Successful mining automation requires a combination of technological readiness, adaptability, and an understanding of where automation will create the maximum benefit. Here are four critical points to consider as you map out your mine automation journey.

Topics covered:

1. How to identify where automation will yield the most benefits

2. How to define your telecommunication network requirements

3. How to build flexibility and scalability into your automation roadmap

4. How to build human-focused change management across an organization

Key Takeaways:

- Most miners need to take a gradual and pragmatic approach to automation

- OEM-agnostic automation solutions support consistency and scalability

- Change management must focus on more than just technology integration

Milepost 1: Identify areas where automation can yield the most significant benefits

Automation initiatives need to be aligned with real business value for the mining operation. A detailed preliminary analysis of your operation is a good first step to identify that value before investing in automation.


This initial analysis should involve a detailed examination of the machines, applications, and potential areas for automation. Based on the macro-overview of the scoping study, mining businesses can more easily identify the "sweet spot" where technology can add the most value.


Instead of automating everything at once, most miners will need to take a more balanced approach, focusing on specific equipment or processes. Compared to more complex machinery like graders, automating equipment such as trucks, loaders, or dozers can often provide a more immediate result in terms of safety.

Milepost 2: Define your telecommunications network requirements

Telecommunications infrastructure is the backbone of automation. As your mining operation becomes more sophisticated, your reliance on the network will increase.

There are many nuances to consider when designing your mine’s telecom network. You will have to consider challenges including access to coverage, durability, and the changing nature of the mine site.


Your investment in telecommunications technologies is also dependent on what types of applications you want to automate today, and five-to-seven-years into the future. So, your network requirements are directly related to the projected lifespan of your mine. Mines with an operational life of two or three decades can afford to invest more heavily in a network that will support long-term plans. In that case, it becomes a question of how to build a future-proof network, and whether to invest in LTE, 5G or hybrid technology solutions.

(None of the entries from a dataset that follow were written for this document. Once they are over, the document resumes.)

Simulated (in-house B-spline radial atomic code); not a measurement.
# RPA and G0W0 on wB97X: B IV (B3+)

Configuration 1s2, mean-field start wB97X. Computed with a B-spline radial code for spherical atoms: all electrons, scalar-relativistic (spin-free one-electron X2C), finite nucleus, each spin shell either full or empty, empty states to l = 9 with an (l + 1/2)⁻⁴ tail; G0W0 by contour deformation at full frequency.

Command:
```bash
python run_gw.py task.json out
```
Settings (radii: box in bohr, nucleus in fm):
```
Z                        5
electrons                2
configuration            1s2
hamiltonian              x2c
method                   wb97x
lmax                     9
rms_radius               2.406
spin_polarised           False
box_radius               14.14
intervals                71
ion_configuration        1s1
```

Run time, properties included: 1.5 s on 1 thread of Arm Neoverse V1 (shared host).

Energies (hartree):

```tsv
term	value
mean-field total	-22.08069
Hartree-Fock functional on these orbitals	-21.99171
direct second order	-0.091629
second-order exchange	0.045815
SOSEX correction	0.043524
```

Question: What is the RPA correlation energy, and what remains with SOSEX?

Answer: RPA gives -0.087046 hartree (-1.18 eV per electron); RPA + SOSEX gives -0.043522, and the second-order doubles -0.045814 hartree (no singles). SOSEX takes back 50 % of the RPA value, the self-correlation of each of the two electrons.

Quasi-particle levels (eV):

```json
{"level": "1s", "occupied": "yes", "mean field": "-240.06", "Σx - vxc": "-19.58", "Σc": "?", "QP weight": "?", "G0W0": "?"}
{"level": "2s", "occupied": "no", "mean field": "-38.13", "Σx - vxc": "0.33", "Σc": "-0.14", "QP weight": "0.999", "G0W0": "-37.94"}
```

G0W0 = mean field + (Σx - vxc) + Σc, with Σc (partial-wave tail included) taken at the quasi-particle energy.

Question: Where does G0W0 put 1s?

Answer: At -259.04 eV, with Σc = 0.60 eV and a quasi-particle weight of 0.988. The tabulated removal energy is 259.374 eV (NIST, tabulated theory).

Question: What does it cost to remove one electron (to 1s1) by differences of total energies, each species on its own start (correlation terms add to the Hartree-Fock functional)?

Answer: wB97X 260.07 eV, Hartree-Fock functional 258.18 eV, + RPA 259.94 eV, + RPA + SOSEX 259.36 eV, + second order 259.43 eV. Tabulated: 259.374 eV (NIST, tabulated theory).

A mine that is operating on a relatively short timeline of three-to-five-years may not foresee the need to invest heavily in automation. You may only need some line-of-site control or basic tele-remote capabilities. In that case, it doesn’t usually make sense to invest in robust network infrastructure that may take six months to a year to install. But as you go deeper and better define the ore body, your approach to automation might need to change. Based on new objectives, you may want to automate more functions underground, such as drilling. So, to stay flexible, miners need a telecommunications network that is designed to support the gradual advancement of automation solutions.

Milepost 3: Build a foundation for flexibility and scalability as you increase automation

Larger tier-one miners might consider a top-down automation strategy, partnering with a single OEM for the integration of machines and technologies. But even for the big players, getting locked in with one vendor limits flexibility and scalability.


In contrast, a bottom-up automation strategy offers a scalable approach that allows for a more flexible fleet expansion and the gradual addition of automated features. This OEM-agnostic approach ensures that miners can adapt at their own pace and avoid a complete overhaul of existing systems.


With an OEM-agnostic automation strategy, you can take a personalized approach to scaling automation. You also have more power to create consistency when you can install a base automation technology that fits across all types of machines, regardless of the manufacturer.


When it comes to maintenance, with an OEM-agnostic approach to automation, you don’t need an OEM-specific technician to work on your gear. If all the technicians on site are familiar with how the control solution operates, it doesn't matter what type of machine it is, any tech can work on it.


For the people in the operator station, an OEM-agnostic automation solution means all the controls look the same, whether they are operating a loader, a truck, or some other weird and wonderful machine. That type of consistency makes training easier and supports operator efficiency.

Milepost 4: Make change management initiatives people-focused

In any industry, people are naturally resistant to change. In mining, where operations have basically been the same for the past 40-plus years, you may have to work hard to mitigate the disruption caused by automation and digital transformation. That’s why change management is a critical aspect of any mining innovation project. Change must be sponsored by the top management, and the value of change must be clearly defined both for the business, and for individual team members.


Machine operators can be especially resistant to automation. These are people who are accustomed to sitting in a machine’s cabin, listening to the engine, and feeling the way the machine moves. So, it is natural that they feel out of place in a quiet and calm remote operating station. That can be especially true for operators who are used to working underground.


Change management and incentivization can help operators get over that initial skepticism. Once they have the chance to work in a safe environment, where the coffee machine is never far away, operators tend to embrace the change automation brings. When your change management strategy is focused on people rather than just implementing technology, you can create alignment across the strategic, supervisory, and operational levels of your mine. With a unified organization that’s built for continual change and innovation, the milestones on your automation roadmap will become easier to reach.